3. Cruise control. I should say right off that I’ve got this problem solved by this point, thanks to a friendly biker from Nova Scotia. I stopped at “Trade Winds Trading Post” in Maine on my second day back and bumped into a couple of bikers who just happened to be from Cape Breton. We started talking, and I relayed my wish for cruise control. After squeezing the throttle open for house and hours, the right hand becomes fatigued. The end result is an inability to pinch, cup my hand, push outward with my fingers, or just generally perform feats of dexterity. I have read that too much can result in a nasty case of the Carpal Tunnel. So when I described my situation to these bikers, one of them kindly gave me a Throttle Rocker. This clever little device grips the throttle for me, so all I really need to do is push down on it with my wrist while holding the handle.
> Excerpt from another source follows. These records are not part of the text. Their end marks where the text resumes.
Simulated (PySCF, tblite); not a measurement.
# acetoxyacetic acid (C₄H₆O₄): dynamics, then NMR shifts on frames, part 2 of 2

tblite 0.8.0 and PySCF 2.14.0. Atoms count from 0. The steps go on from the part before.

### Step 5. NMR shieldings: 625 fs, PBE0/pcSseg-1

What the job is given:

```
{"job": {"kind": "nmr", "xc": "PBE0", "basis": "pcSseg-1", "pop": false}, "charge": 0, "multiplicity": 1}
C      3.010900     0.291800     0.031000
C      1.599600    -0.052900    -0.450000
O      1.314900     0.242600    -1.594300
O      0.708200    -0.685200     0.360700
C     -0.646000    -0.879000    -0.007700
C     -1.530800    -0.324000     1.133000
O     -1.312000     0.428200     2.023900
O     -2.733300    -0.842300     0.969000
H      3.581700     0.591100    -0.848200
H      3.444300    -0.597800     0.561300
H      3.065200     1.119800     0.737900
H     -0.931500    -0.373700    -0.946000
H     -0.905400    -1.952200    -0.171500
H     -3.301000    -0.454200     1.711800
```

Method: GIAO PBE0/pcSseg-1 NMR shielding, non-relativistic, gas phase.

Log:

It’s a fascinating thing to experience the eastern seaboard on the back of my motorcycle–all the sights, sounds, smells (oh yes, I should write an essay about the smells I encountered along my trip), elements (as in, precipitation), joy, and pain that came with it. The stories that I accumulated find their setting in the world as opposed to in the car, giving me a much larger phenomenological context. I met scores of other bikers (which was an amazing experience in itself given that car travelers seem to avoid one another, while I found that bikers–including myself–look forward to the social interaction that comes with approaching other bikers at a gas station or rest stop), each eager to tell their own stories and share some tips about the road. And I can’t deny that I’m tickled by the romantic aspect of calculating the distance between two locations in “how many days ride” it totals. Just me, on the back of an iron horse, making my way across the known world. And as it happens, the romantic idea of the journey itself (or to some people, “crazy trip”) was enough to get people talking to me more openly in the field. As a researcher engaging in fieldwork, it was great to have my own story to tell when I arrived.
Today my good friend Dave asked, “Would you do it again?” You bet your ass I would (only, I’d be getting a more comfortable seat…).